School funding, public records win, but Kansas’ financial state is iffy

05/17/2014 7:31 AM

06/03/2014 10:17 AM


Senate President Susan Wagle: The Wichita Republican shut down two bills that could have embarrassed the state — a religious freedom bill that would have shielded anyone from legal action for refusing to provide service to same-sex couples on the grounds of faith, and a bill banning surrogate pregnancy contracts. Wagle also gave the push needed to pass a measure giving tax credits to corporations donating money for scholarships sending poor students to private schools.

Kansas Equality Coalition: Given the conservative makeup of the Kansas Legislature, the group that fights discrimination against sexual orientation and gender identity enjoys few wins. But this year it can celebrate with defeats of the much-criticized religious freedom bill and the ban on surrogate pregnancy contracts.
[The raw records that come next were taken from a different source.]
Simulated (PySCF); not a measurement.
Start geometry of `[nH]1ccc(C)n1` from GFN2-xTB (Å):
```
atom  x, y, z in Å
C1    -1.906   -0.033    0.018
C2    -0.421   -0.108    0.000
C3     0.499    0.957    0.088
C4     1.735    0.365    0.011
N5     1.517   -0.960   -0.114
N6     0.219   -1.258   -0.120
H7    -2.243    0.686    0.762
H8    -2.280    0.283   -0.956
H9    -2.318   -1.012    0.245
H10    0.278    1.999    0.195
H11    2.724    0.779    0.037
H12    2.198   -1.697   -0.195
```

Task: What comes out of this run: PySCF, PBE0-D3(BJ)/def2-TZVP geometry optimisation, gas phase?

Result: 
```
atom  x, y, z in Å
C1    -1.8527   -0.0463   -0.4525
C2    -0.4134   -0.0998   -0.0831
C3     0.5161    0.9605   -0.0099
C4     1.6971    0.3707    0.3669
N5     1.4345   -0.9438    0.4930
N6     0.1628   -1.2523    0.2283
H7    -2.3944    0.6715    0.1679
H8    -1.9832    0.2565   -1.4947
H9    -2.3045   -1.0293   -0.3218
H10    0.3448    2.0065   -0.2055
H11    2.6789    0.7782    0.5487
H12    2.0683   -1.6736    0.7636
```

Rep. John Rubin: The Shawnee Republican went against the political grain of the Legislature and won passage of a bill mandating insurance coverage of children with autism. Not easy given what lawmakers think of the Obamacare mandate. He also struck a big win for open records when he successfully won passage of a bill that should make it easier to access police records showing what led to an arrest or a search of a property.

Sen. Jim Denning/Rep. Marvin Kleeb/Rep. Ron Ryckman Jr.: The Johnson County troika helped craft legislation giving school districts limited ability to raise property taxes to fund their own operations. Johnson County schools have long wanted this autonomy, now they got it. Without the provision, there’s a chance Johnson County might not have received any money from the bill, which was intended to respond to a state Supreme Court ruling that found an unconstitutional spending imbalance between rich and poor schools.


Gov. Sam Brownback: For a while, it appeared like the governor would score big with a bill putting $129 million into education. But it all went south in the last week of the legislative session. Reports surfaced that the FBI was investigating the lobbying activities of his associates, state revenues plummeted below projections and the state credit rating was downgraded, partly because of the tax cuts he pushed through in 2012 and 2013. Will he — and the state — rebound in time to beat presumptive Democratic nominee Paul Davis for a second term?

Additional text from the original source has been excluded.